The executive board of the International Monetary Fund recently concluded its 2014 Article IV consultation with Russia on Saturday.
The IMF said that the slowdown in growth that began in 2011 as a result of structural constraints continued in 2013 despite reforms.
Real GDP growth slowed to 1.3 percent because of a decline in investment, while consumption remained strong due to strong real wage growth and a surge in unsecured consumer credit, according to the IMF.
The general government balance shifted from a slight surplus in 2012 to a slight deficit of more than one percent of GDP in 2013, it said.
As for 2014, geopolitical tensions have brought the Russian economy to a halt, and the IMF projects real GDP growth of 0.2 percent with strong downside risks.
Concerns about current and future sanctions following Russia's annexation of Crimea have also increased the risk of doing business in the country and are impacting investment. The IMF predicted that capital outflows could reach $100 million this year.

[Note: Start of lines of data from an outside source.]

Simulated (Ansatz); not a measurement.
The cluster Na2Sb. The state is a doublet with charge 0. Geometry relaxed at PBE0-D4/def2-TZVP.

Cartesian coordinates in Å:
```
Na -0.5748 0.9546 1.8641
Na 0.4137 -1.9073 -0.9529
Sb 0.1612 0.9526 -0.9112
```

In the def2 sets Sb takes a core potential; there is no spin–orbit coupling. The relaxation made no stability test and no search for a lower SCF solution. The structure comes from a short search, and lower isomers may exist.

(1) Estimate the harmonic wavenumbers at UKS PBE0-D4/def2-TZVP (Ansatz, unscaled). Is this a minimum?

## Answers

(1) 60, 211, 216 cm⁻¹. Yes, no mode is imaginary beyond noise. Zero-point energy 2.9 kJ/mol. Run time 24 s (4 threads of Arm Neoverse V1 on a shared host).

It projected a slight recovery in growth to one percent in 2015 due to stronger exports and stabilization of investment.
IMF directors concluded that a tighter monetary policy is needed to achieve the 2015 inflation target and growth expectations, and that deeper structural reforms are critical to improving Russia's growth prospects.
They encouraged Russian officials to reduce state involvement in the economy, curtail price distortions, and take additional steps to boost investment and productivity.